De-identification of Dutch Mental Health Data
Erik Tjong Kim Sang, Ben de Vries, Wouter Smink, Bernard Veldkamp, Gerben Westerhof and Anneke Sools


De-identification or anonymization is the process of removing textual information related to personal identity of authors or subjects of a text. It is a key processing step preceding the release of sensitive documents for scientific study. De-identification is a complex task because it is difficult to find a balance between privacy and usability of text for scientific study. The quality of data anonymization is extremely important but recent work for English (Stubbs et al., 2017) and Dutch (Menger et al., 2017) show that the the current state-of-the-art is insufficient for relying on automatic de-identification.

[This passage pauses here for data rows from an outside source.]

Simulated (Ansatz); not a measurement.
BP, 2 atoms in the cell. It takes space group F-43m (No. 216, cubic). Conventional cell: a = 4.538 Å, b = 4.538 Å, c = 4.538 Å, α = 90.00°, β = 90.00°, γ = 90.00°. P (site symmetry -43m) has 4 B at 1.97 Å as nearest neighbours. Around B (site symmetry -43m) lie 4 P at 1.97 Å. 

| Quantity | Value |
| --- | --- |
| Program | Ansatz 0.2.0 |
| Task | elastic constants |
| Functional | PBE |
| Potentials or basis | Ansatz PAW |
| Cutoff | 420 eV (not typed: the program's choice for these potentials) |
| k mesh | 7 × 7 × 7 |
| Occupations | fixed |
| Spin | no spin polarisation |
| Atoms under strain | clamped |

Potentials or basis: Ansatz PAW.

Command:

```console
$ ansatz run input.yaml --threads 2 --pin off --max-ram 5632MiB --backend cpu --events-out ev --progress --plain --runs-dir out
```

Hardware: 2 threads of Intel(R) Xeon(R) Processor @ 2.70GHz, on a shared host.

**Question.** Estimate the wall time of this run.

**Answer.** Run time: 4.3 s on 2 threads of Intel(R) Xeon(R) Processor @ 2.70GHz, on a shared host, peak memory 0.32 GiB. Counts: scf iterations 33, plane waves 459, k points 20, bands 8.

In this paper we present our approach towards the de-identification of Dutch mental health texts. The unavailability of gold standard data prevented a machine-learning approach, so we employ a rule-based method that relies on a public-domain entity tagger. False positives produced by the tagger are handled by storing the entity words in a cache which is manually checked before the final run. Words linked to personal identity are replaced by fillers indicating their entity type. In rare predefined cases, a numeric id is appended to the filler token to allow for linking information between documents.

We have applied the de-identification process to two collections of Dutch mental health records. Evaluation of the process is a challenge because we do not have access to the original documents. At this moment we are building a corpus of Dutch online biographies which after an egofication process (changing he/she to I) will serve as evaluation data for our de-identication method.